By Moabi Phia

Gaborone - Former Botswana president Ketumile Masire will fly on Sunday to Lesotho where he will try to ease political tensions after a disputed parliamentary election.

Masire has been appointed by the Southern African Development Community (SADC) to mediate next week between parties in the small mountainous kingdom.

A curfew has been imposed in the capital, Maseru, after the homes of three government ministers and an opposition leader were attacked by protesters on June 17. Lesotho's government said this week the perpetrators appeared to be disguised as army personnel.

"Perpetrators are heavily armed with combat weapons and are disguised as members of the Lesotho Defence Force, South African National Defence Force, Lesotho police and some private security companies," Second Lieutenant Tlele Ntoi said in a statement released by the Lesotho Defence Force.

There have been sporadic scuffles between supporters of the ruling Lesotho Congress for Democracy (LCD) and opposition parties after disagreements over the allocation of seats in parliament after the February 17 election.
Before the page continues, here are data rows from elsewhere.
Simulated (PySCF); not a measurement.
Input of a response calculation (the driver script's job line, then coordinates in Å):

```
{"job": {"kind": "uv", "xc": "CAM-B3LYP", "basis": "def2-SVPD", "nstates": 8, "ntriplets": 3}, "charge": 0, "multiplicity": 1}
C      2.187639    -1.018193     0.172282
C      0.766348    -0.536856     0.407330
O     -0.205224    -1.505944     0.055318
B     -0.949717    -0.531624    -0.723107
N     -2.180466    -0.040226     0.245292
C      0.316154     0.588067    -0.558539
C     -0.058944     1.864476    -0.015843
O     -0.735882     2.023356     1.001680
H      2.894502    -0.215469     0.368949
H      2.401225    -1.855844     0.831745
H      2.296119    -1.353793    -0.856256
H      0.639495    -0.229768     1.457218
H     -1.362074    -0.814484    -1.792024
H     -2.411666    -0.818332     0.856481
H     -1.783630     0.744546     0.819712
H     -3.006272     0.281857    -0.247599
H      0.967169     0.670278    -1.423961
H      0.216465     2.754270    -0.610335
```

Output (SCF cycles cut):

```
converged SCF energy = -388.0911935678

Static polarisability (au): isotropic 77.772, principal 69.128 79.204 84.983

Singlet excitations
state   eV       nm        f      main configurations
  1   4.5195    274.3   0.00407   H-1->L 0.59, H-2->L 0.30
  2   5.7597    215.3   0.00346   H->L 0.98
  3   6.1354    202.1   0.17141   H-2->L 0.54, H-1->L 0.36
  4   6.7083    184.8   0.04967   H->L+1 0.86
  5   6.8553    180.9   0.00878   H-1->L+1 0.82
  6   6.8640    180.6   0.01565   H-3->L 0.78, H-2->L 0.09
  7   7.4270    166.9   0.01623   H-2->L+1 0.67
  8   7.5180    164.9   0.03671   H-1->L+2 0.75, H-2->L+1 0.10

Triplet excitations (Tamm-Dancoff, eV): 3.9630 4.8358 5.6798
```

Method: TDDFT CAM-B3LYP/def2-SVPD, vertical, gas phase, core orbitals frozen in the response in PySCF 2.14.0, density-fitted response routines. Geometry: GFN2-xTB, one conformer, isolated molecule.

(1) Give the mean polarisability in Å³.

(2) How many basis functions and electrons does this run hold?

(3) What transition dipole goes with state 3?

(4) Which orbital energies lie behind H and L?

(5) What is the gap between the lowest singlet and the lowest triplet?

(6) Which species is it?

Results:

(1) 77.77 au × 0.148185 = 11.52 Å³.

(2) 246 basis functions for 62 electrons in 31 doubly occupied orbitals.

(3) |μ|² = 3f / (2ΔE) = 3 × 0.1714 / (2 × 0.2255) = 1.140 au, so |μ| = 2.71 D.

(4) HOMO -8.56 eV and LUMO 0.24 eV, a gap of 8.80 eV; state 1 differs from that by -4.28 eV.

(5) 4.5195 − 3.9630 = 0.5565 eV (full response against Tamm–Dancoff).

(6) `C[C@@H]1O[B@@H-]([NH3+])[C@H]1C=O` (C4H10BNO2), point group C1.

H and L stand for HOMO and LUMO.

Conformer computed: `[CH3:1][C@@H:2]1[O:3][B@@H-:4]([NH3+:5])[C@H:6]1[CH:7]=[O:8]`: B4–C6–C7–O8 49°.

"The initial discussion of the dialogue was successfully concluded with all parties agreeing on an agenda to be followed at the main dialogue which will start on 25 June 2007 in Maseru, Lesotho," a statement from the SADC said.

The SADC Secretariat said Masire had been appointed to mediate. Masire said he was hopeful Lesotho's crisis would be resolved without bloodshed.

South Africa, the regional power, said on Thursday it was time for "decisive action" to restore stability in Lesotho.

"We do hope we can quickly normalise this situation," Deputy Foreign Minister Aziz Pahad told a news briefing.

"We call on those who are reverting to violence to halt such behaviour."

Masire, who retired in 1998 after 18 years as Botswana's president, said his main task would be to try to resolve the dispute over 40 parliamentary seats distributed through proportional representation after the election.

Lesotho introduced a mixed electoral system in 2002 to ensure representation for smaller parties after a disputed election in 1998 which almost led to a military coup.

Eighty seats were put up to direct contest and a further 40 were distributed according to how parties fared overall in the vote.

The LCD, led by Prime Minister Pakalitha Mosisili, won 61 of the directly contested 80 seats but smaller parties have since challenged a deal the LCD made with the smaller National Independent Party which gave the ruling party control of a further 20 of the apportioned seats.

Masire was the facilitator of the Inter-Congolese Dialogue that sought to bring together warring factions in the Democratic Republic of Congo in 2002, part of a lengthy process which eventually led to a presidential election last year.

In September 1998, 600 South African soldiers and 200 Botswana troops intervened to restore order in Lesotho after a political crisis that nearly unseated Mosisili.